# Integrated Reasoning in GMAT

## What is Integrated Reasoning (IR)?

Integrated Reasoning (IR) is a relatively new section (launched in 2012) designed to test the ability of a candidate to analyze the data presented in various formats and solve related problems. The questions belong to 4 different types: graphical interpretation, 2 part analysis, table analysis, and multi-source reasoning. It consists of 12 questions in total and the score can range from 1 to 8. The duration of the section is 30 minutes, and the IR score does not contribute to the final GMAT score.

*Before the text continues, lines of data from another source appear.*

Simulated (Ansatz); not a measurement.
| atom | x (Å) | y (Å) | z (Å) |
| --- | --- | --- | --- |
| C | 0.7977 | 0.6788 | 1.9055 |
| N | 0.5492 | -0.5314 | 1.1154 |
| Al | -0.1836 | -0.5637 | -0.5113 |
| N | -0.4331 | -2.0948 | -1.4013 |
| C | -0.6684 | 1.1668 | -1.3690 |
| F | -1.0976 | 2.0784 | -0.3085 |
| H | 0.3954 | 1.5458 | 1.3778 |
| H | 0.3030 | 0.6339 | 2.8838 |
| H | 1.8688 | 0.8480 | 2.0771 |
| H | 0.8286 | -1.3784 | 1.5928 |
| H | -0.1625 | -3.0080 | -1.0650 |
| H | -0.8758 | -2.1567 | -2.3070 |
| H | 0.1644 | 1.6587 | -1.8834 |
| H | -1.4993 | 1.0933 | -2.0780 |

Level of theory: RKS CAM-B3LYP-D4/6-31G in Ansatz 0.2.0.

The IR section strives to test the skills that are considered vital for a 21st-century business professional:  the ability to assimilate data in written and visual forms such as charts, graphs, and tables. The candidate should also be adept in differentiating between the useful and superfluous information. The 4 different question types are as follows:

• Graphical Interpretation: this type focuses on the ability to decipher information presented in a visual format such as graphs, charts, and tables etc. There are a couple of questions with a minimum of 3 answer choices, and it is a good idea to decide on the approach after looking at them. Beware of the trick choices though — the test-taker likes to set traps.
• Multi-Source Reasoning: this type focuses on the ability to grasp data from multiple/disparate sources. You need to navigate among multiple tabs to look at all the information. The questions are typically related to Critical Reasoning, though it can also be a simple quantitative type.
• Two-Part Analysis: this type focuses on the ability to extract information from a couple of inter-dependent components. The questions might need both quantitative and/or verbal skills. The prompt is usually quite verbose, and a couple of answers need to be selected from a total of 5 or 6.
• Table Analysis: this type focuses on the ability to differentiate between useful and non-useful data presented in the form of a sortable table.

## IR Scoring

GMAC, the test-setter, does not divulge many details about how the section is scored. Out of the 12 questions in total, 2-4 could be experimental (won’t count towards the final score). It is safe to assume that every question has the same value regardless of the difficulty level, and one will see at least one question from all four types. Trying to guess which questions are the experimental ones cannot be beneficial in any way.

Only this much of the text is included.